Bank bull run seen thundering onward with hedge funds loaded up
Eleanor Harmsworth
6 min read
(Bloomberg) — It’s been a banner year for US bank stocks by almost any measure. For many of the sector’s most respected observers, the best is yet to come.
Wells Fargo & Co. analyst Mike Mayo says net interest income could climb to a record in 2025. Barclays Plc’s Jason Goldberg says earnings-per-share growth will rise at an almost double-digit rate over the next two years. and they’re hardly the only ones that are bullish.
Hedge funds piled into shares of financial firms in the third quarter, boosting their exposure to more than $340 billion, a 50% increase from just three months earlier, according to 13F data compiled by Bloomberg. Meanwhile, market watchers expect much of what fueled the more than 33% surge in bank shares this year — topping both the S&P 500 and tech heavy Nasdaq 100 — will continue to be a tailwind in the months to come. That includes a pick up in capital markets activity and loan growth.
Should expectations for a wave of deregulation and lower taxes under the incoming Trump administration come to fruition, many say bank stocks have plenty more room to run — even if the Federal Reserve keeps interest rates higher for longer than had been expected.

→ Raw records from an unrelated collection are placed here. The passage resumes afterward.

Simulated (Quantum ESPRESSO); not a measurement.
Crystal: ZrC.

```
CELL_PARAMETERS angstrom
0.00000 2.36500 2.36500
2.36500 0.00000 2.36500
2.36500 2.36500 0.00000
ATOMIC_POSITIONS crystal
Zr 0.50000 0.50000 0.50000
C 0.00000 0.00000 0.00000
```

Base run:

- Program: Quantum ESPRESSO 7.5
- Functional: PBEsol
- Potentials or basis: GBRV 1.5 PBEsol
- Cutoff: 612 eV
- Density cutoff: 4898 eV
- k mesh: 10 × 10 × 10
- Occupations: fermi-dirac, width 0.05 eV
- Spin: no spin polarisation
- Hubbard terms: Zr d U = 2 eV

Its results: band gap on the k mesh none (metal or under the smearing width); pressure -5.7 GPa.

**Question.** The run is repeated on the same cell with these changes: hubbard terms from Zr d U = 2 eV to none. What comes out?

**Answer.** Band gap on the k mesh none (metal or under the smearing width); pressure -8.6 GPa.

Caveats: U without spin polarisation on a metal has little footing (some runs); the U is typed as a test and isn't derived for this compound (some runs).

Wall Street is at a turning point when it comes to everything from “traditional banking revenue to deposits, loans, capital markets, operating leverage, EPS growth and the easing of the regulatory burden,” Mayo said. “And these inflections are happening all at the same time.”
Some optimism that banks will benefit from deregulation — potentially including easier capital rules — already boosted share prices after November’s election. That was somewhat tempered by concerns over President-elect Donald Trump’s signature unpredictability, which could cause political and economic shifts that bank executives would have to navigate.
“We expect 2025 could be choppy and a year of two halves,” JPMorgan Chase & Co. analysts led by Vivek Juneja wrote in their 2025 large cap bank outlook. They foresee the potential for “near-term continued choppiness due to uncertainty related to policy changes, but a potential favorable resolution of capital requirements could be a positive” longer term.
Despite the potential for volatility, banks have been drawing interest in key areas of the market, with investors hoping to profit from any regulatory reprieve that a Trump administration may bring.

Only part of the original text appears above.